In their book The Sentient Enterprise: The Evolution of Business Decision Making, Mohan Sawhney and Oliver Ratzesberger argue that agility doesn’t like scale and scale doesn’t like agility. But modern commerce leaders are quickly adopting agile methodology in retail at scale. This is necessary in today’s business environment. It has become critical for retailers to increase their speed of execution, pivot using early customer signals, sharpen productivity, reduce cost without sacrificing innovation while engaging employees and staying ahead of competition.
Combining stability and dynamism, two seemingly conflicting goals, has become central to agility in retail. Fortunately, technology is making the task of becoming – and staying – agile easier. Agile retail industry software (applications) is coming to the rescue of today’s modern retail businesses. However, a majority of retailers, continue with their existing applications. These are proving to be barriers in responding to evolving customer needs. The question that retailers will ask soon is: How can we change that?

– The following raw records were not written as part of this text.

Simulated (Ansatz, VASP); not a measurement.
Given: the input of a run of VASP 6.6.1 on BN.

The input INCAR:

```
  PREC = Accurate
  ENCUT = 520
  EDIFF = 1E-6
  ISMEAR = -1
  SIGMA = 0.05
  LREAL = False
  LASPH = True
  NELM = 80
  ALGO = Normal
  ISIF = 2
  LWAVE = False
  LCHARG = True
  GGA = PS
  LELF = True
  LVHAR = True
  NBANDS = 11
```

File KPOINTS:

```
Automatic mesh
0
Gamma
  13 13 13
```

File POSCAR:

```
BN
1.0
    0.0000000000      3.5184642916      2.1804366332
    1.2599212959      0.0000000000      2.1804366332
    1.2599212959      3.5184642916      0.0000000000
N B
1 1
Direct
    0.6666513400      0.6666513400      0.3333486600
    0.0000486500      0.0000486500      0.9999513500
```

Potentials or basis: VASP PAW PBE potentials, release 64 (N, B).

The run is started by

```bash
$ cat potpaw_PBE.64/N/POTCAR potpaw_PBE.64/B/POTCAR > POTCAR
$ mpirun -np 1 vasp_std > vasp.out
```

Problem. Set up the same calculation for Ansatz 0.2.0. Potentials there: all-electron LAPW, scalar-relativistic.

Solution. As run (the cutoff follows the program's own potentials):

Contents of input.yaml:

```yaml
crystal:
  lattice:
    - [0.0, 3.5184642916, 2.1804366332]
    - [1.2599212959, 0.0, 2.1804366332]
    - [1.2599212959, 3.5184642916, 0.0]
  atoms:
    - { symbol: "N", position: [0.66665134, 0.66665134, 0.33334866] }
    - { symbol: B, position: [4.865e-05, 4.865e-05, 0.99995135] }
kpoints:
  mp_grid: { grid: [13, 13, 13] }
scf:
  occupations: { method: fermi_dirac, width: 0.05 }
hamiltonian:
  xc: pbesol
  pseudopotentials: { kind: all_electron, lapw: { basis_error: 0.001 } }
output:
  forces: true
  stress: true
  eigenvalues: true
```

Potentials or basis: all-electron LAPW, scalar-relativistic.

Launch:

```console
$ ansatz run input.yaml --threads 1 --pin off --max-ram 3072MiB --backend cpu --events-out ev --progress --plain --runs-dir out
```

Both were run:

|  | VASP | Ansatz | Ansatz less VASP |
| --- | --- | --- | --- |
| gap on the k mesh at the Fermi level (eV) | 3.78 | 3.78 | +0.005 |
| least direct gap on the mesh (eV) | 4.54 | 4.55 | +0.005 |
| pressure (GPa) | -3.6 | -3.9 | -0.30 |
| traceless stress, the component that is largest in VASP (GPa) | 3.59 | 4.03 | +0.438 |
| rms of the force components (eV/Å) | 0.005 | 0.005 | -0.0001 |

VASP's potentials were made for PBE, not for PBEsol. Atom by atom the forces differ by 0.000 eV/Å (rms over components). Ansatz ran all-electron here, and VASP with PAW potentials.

A couple of years ago, Gartner examined what businesses did to become agile. The answer should surprise no one: Most of them had considered over 8,000 significant software purchases in the previous two years. 43% were ad hoc buying efforts—efforts not tied to strategic plans or existing budget commitments. Gartner then asked the most obvious question: Is that agility or is that a sign of problems? Acquiring new capabilities using technology, as and when the market demands, is commendable. It is an indicator of a retailer’s hunger to be agile. But if the software has to be retired with the next wave of change, it means trouble. Today, junking applications every two to three years does not signal the thinking of an astute retailer. Acquiring agile software is the way forward.
What is agile methodology in retail industry software?
Let’s quickly examine the factors that determine a typical purchase decision for retail software. First, the application must meet the complete laundry list of features to drive business (functional and technical fit) and it must provide the user experience that employees demand (performance fit). Then, it must be stable, secure and backed by reliable support. Finally, the price tag should fit an organization’s budget and value expectations. This used to be the simple and sensible way to look at software purchase decisions when long-term stability was the desired goal. Now the world has changed.
Today, the retail business environment is fluid. Nothing that is certain today is guaranteed to remain certain tomorrow. This has brought about a dramatic change in the way retail software must be evaluated. The most important criteria for a software purchase decision must now be the inherent agility of the application itself. That may be overstating it but you get the point: Agile methodology in retail software is as important as features, usability, stability, security and support.
Is your retail application easy to integrate? Is it modular and containerized so it can be run on any infrastructure—bare metal, VMs, cloud—without having to refactor it? Can be developed, delivered, deployed and even rolled back with ease? Can it be experimented upon and allow businesses to fail fast and recover faster? Is it fault tolerant so that it allows its components to fail without bringing down the entire process? In other words, there must be an agile transformation in retail application and allow for all this and more, as and when required in the future.
Software agility has become a tremendously important criteria for retailers. It should now be the logical deciding factor between a “Buy” or a “Don’t buy” decision.
The importance of agile in retail industry cannot be emphasized enough. Amazon, for example, deploys new code every 11.7 seconds for its app. This is done to achieve a variety of outcomes, from reducing the frequency and duration of outages to helping add new capabilities and fulfillment channels; from adjusting for regional needs to reducing compute requirements.
A good place to start with agile retail applications is to examine how quickly they can be re-engineered. Can they extend functionality required by differing markets and regulatory regimes? Can they manage unstable workloads, adapt to new networks, integrate with and leverage varied data sources? Can they continue to deliver a constantly improving user experience and bring agile transformation in retail?
Agile in the retail industry is new. It can be difficult to adopt. There are organizational barriers and traditional processes to overcome. But retailers who take the leap into the test-and-learn world of agile will not be disappointed. They will build deeper customer engagement and discover a new way to remain competitive.
There are some outstanding examples of agile applications in our midst. Among them we cannot afford to miss the agile nature of web browsers. Hats off to the developers of Chrome, Safari, Edge, Firefox and Samsung Internet. These continue to add new functionality, adapt to new plug ins, adjust for changing user behavior and diverse display devices. All of us appreciate the agility of web browsers. Think of them as the role model for agile retail applications.
In summary, applications you invest in must have a quality that is central to a modern enterprise—they must be agile. Agile applications refuse to die. They allow themselves to be constantly re-formed. They are built to evolve.